Based on a 16-month ethnographic fieldwork in north Cyprus, Ezgi Özdemir's doctoral dissertation studies water infrastructure in the Turkish-occupied territories of Cyprus, enduring patronage relations between the Turkish state and the de-facto Turkish Republic of Northern Cyprus (TRNC), and emergent political subjectivities and collective identificatory practices of peoples in north Cyprus, which are contingent upon notions of exceptionality, non-recognition, and infrastructural and political dependence. For this, she looks specifically at the Turkish state-funded water pipeline from Turkey to north Cyprus—a megaproject that has since been privatized along with the transferred water and the local water resources of the north.

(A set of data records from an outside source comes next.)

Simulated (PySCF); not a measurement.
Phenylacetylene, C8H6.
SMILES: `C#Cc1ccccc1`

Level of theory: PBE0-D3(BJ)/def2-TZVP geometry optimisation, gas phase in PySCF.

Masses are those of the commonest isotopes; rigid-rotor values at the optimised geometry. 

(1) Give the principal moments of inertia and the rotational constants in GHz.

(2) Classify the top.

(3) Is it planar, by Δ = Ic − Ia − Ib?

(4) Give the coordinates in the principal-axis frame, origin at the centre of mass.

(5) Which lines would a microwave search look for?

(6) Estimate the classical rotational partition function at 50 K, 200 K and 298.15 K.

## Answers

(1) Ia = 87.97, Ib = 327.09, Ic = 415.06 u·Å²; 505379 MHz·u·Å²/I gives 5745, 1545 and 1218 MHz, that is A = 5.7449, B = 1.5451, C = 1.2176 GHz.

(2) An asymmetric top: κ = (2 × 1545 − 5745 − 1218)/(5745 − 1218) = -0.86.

The paper Özdemir presented at this IWM Fellow’s Colloquium focuses on the ways in which technical and professional knowledge production around the Turkey-north Cyprus pipeline reproduces hegemonic hydro-scales and geopolitical implications regarding the island and its Eastern Mediterranean region. Cartographic and geomorphological epistemic practices about the region and its water resources, river basins, and similar do not simply belong in the realm of the technical and scientific field. Persistent contestations over where the borders lie (i.e., Buffer Zone between the de-facto TRNC and Republic of Cyprus) or which river basin includes which area in the region are all knowledge represented in maps that produce a multiplicity of hydro-scales. In this paper therefore, Özdemir shows how cartographic representations of the island, the pipeline project, and geomorphology of the region generate communal ideas about “their place in the region”, what being a “half-island” means, and their changing relative location to their geographical surroundings.
The speaker is Ezgican Özdemir, PhD candidate at the Department of Sociology and Social Anthropology at the Central European University, Budapest and IWM Visiting Fellow.
Ayşe Çağlar, IWM Permanent Fellow, commented and moderated the event.